RSS Aggregators work by polling a webserver on a regular basis to pull back the RSS file. While use of Last-Modified and etag can greatly reduce the overhead of this polling it may be possible to use a 'publish-subscribe' model to reduce this further.
This thought is inspired by a posting that my RSS Aggregator notified me about...
I've seen it estimated that a conditional HTTP GET on an RSS file takes about 200 bytes of bandwidth. That's not very much at all, even with a thousand clients polling once per hour the total bandwidth cost in a month will be about 137MB. It's still worth looking at alternatives though to see whether there is a more efficient way of being notified when a weblog is updated.
This thought is a proposed specification for a very simple web service that would allow clients to use a publish-subscribe model for receiving notification of changes.
This is a web service protocol based on the REST architecture. It's a server-to-server protocol for distributing notification of a change in a resource around the network.
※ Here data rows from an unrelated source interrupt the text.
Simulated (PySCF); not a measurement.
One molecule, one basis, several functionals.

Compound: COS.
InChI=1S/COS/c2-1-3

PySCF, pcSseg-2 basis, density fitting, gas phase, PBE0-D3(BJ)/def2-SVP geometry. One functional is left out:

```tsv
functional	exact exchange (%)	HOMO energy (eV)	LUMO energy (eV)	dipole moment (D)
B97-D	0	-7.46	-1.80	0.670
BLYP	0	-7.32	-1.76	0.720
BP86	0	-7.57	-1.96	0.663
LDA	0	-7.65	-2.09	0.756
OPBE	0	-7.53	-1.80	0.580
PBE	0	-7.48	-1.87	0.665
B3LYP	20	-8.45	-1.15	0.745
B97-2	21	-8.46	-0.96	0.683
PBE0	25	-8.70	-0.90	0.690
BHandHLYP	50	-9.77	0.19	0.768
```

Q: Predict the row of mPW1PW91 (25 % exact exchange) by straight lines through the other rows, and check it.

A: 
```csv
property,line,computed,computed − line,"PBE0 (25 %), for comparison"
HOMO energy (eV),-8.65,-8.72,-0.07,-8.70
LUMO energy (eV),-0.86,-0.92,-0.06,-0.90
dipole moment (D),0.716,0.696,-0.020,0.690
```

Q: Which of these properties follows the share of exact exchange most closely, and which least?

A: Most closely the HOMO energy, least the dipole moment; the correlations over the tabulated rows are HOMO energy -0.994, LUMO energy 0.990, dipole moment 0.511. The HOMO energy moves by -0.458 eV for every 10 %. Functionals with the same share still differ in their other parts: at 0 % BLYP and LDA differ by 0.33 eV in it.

A subscriber server sends HTTP POST messages to a publisher server which adds the subscriber to a list of interested parties. When a publisher wishes to indicate that a resource has change it will send out a HTTP POST to each subscribed server.
The subscriber server is intended to provide a way of cascading the notification of changes out to a client base. There are several ways this could be done:
The subscriber server could also provide value-added services such as routing some notifications to certain devices (e.g. football updates go to SMS)
It may be required to add a server callback mechanism ALA Jabber to reduce the possibility for abuse. It's intended that extra information be added to the <resourceChange> elements by placing new elements into a different namespace. This could be used to eliminate the need for a resource to be retrieved once it has changed, rather the message would contain the information.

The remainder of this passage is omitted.